Tuesday, October 27, 2015

Hungary Prime Minister Viktor Orban Rejects Angela Merkel's 'Welcoming' Ideology of Unchecked Immigration Suicide

Well a right-wing party, and apparently anti-immigrant, just won the majority in Poland's parliamentary elections this week, so perhaps we're witnessing a major shift in European politics. Or at least, in East European politics.

From James Traub, at Foreign Policy, "The Fearmonger of Budapest":
BUDAPEST, Hungary — The European response to the refugee crisis that escalated this August has two poles: Germany’s Angela Merkel and Hungary’s Viktor Orban. Merkel has consistently maintained that the immense flow of refugees from Middle Eastern war zones constitutes a collective moral obligation for Europe; Orban has called this view a species of madness. Orban is as powerful a spokesman for nativism and xenophobia as Merkel is for universalism.

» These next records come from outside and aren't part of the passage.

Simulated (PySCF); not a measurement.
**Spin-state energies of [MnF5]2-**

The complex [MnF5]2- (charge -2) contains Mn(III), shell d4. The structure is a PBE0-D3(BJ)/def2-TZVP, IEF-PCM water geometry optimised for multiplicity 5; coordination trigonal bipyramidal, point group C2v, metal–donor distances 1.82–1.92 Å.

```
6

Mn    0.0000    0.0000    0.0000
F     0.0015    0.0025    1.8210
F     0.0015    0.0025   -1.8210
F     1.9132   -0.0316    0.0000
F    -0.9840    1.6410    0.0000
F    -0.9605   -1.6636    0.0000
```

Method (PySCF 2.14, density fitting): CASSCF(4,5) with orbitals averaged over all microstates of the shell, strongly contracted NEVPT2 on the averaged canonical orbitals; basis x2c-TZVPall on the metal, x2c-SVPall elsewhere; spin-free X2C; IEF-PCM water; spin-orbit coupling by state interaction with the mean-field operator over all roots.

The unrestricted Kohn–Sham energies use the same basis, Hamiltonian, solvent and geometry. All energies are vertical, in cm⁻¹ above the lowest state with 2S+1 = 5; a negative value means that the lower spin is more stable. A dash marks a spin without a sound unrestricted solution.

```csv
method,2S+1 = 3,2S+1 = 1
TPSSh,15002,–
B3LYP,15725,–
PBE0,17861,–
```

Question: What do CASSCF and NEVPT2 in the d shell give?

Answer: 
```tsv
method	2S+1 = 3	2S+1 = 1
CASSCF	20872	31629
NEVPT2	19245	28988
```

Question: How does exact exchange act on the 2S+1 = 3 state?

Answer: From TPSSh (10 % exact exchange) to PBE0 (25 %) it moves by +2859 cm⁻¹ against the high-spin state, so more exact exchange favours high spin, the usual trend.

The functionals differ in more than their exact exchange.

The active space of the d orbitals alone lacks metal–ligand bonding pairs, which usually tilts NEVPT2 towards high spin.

And Orban got there first. In mid-January, after attending a mass rally in Paris honoring the victims of the attacks on Charlie Hebdo and at a kosher supermarket, Orban said in an interview, “We should not look at economic immigration as if it had any use, because it only brings trouble and threats to European people. Therefore, immigration must be stopped.” Orban was quite explicit about the kind of immigration he especially opposed. “We do not want to see a significant minority among ourselves that has different cultural characteristics and background,” he said. “We would like to keep Hungary as Hungary.” That was the lesson he took from Charlie Hebdo.

Orban is fully prepared to wade into the darkest pools of the Hungarian psyche. In April, still well before the refugee flood, Orban’s government distributed a questionnaire to all adult Hungarians which stated, among other things, “Some people believe that the mishandling of immigration issues in Brussels and the spread of terrorism are connected.” It then went on to ask, “Do you agree with this opinion?” Citizens were also told, “Some people say that immigrants threaten the jobs and livelihood of Hungarians,” then asked, “Do you agree?” The U.N.’s human rights commission condemned the questionnaire as “extremely biased” and “absolutely shocking.” Nevertheless, most of those who bothered to answer did, of course, agree. Having thus manufactured a show of public support, Orban’s Fidesz party posted billboards around the country with messages like, “If you come to Hungary, you cannot take the jobs of Hungarians.”

Orban had prepared the Hungarian people in advance for the Biblical tide of refugees who began pouring through Hungary on their way to Germany or Sweden. The fences he ordered built at the border with Serbia and then with Croatia; his use of the army to turn back refugees; his scathing rhetoric; his passage of emergency laws that criminalized the very act of seeking asylum — all have been denounced across Europe, but they’ve done wonders for his standing at home. In recent years, support had been steadily draining from Fidesz to the ultranationalist Jobbik party, but by September of this year the trend had begun to reverse.

Why is Hungary different? To be fair, Poland, Slovakia, and the Czech Republic have all resisted the idea of accepting Muslim refugees, but unlike Hungary they don’t have to deal with 300,000 refugees crossing their territory and overwhelming their infrastructure. Yet both Croatia and Slovenia, which have had to deal with refugees diverted from Hungary, have behaved and sounded more like Germany than Hungary. In Slovenia, the army fed the refugees and walked them to the Austrian border. Croatia’s interior minister explained his country’s policy by saying, “Nobody can stop this flow without shooting.”

That is not the view I heard in Budapest, including from people otherwise suspicious of Orban. Istvan Gyarmati, a retired diplomat who now runs a democracy promotion institute in Budapest, told me that “now everyone agrees that Orban was right about the refugees.” It would not be long, he predicted, before Merkel realized that she had a policy and political catastrophe on her hands. I asked Gyarmati how he thought the problem should be resolved. That was easy: “The alternative is to keep them out of Europe.” Once they had fled the war zone for the safety of Turkey or Jordan, they no longer needed asylum or could legally claim such status. They were just migrants. I heard the same argument — which does, in fact, correspond to the letter, if not the spirit, of the Geneva Conventions — from several government officials. When I pointed out that this meant building a wall around Europe, they shrugged...
Traub talked to all these people and he still doesn't get it, marinated in his "welcoming" collectivist ideology that both Poland and Hungary are rejecting.

Put a wall around Europe? Yeah, you think?

Still more.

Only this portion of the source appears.